When you ask for a Task’s value (with Task#value!
), it blocks until it can produce one:
irb(main):004:0> def measure; t0 = Time.now; yield; t1 = Time.now; t1 - t0; end
:measure
irb(main):005:0> measure { Task { sleep 10; "success" }.value! }
=> 10.000725254
Like other Functors, it’s possible to alter (with Task#fmap
) its value:
irb(main):006:0> Task { "success" }.fmap { "#{_1}: it might be fleeting" }.value!
=> "success: it might be fleeting"
Like other Monads, it’s possible to chain (with Task#bind
) computations:
irb(main):007:0> success = Task { "success" }
=> Task(?)
irb(main):008:0> success.bind { |a| Task { "fame" }.fmap { |b| "#{a} and #{b}" } }.value!
"success and fame"
As well as use do notation:
irb(main):009:0> include Dry::Monads[:do]
=> Object
irb(main):010:1* def doing_well
irb(main):011:1* success = yield Task { "success" }
irb(main):012:1* fame = yield Task { "fame" }
irb(main):013:1*
irb(main):014:1* Task { "#{success} and #{fame}" }
irb(main):015:0> end
=> :doing_well
irb(main):016:0> doing_well.value!
=> "success and fame"
As previously mentioned, Task
models the possibility of your computation failing. That means that if the block raises an error, the Task
will wrap it and behave accordingly downstream. So, when you call value!
, it will raise the error; when you call map
or bind
, nothing will happen:
irb(main):017:0> Task { fail "Oh no!" }.value!
# ...
RuntimeError (Oh no!)
irb(main):017:0> Task { fail "Stop!" }.fmap { 10 }.value!
# ...
RuntimeError (Stop!)
Task
also defines a few other combinators, which can be very useful when building more intricate computations.
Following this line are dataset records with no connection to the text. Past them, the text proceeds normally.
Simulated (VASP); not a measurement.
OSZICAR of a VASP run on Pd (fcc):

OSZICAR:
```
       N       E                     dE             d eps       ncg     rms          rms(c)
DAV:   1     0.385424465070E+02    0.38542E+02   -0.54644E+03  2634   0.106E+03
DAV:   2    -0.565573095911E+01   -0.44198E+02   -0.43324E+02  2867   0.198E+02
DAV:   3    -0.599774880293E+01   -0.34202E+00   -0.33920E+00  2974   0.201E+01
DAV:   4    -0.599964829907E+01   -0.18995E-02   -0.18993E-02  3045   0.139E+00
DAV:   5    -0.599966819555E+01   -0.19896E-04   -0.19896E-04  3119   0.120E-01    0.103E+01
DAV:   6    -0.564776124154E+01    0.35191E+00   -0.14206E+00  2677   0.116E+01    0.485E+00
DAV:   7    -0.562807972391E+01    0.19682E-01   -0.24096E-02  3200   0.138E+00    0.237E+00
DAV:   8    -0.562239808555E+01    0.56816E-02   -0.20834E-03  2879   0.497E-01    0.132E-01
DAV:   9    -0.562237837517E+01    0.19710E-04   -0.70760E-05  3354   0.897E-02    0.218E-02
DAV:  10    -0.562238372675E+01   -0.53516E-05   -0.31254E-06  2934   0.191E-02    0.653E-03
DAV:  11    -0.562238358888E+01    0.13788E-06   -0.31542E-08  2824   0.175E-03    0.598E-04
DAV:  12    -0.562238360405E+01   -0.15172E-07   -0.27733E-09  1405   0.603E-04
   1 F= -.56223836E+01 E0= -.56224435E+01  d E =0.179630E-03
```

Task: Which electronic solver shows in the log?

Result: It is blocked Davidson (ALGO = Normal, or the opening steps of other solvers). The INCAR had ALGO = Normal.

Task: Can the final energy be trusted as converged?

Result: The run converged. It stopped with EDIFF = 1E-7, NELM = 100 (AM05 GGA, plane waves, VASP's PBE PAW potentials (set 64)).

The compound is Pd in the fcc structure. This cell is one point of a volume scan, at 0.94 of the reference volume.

When the thing you need is not a Monad
Imagine making three HTTP requests to gather all the data you need to build a report. On average, the first takes 320ms, the second takes 2000ms, and the third takes 1500ms. If you made the calls sequentially, you would need (again, on average) at least 3820ms to have all the data before you could start any processing; doing them concurrently will take at most 2000ms (i.e., the duration of the slowest request).
Monads are, however, inherently sequential. That’s why they’re commonly called “programmable semicolons”: the fate of the second operation is bound to what happens in the first. This characteristic is at odds with what we want to achieve. Task
being a Monad is not what will solve our problem.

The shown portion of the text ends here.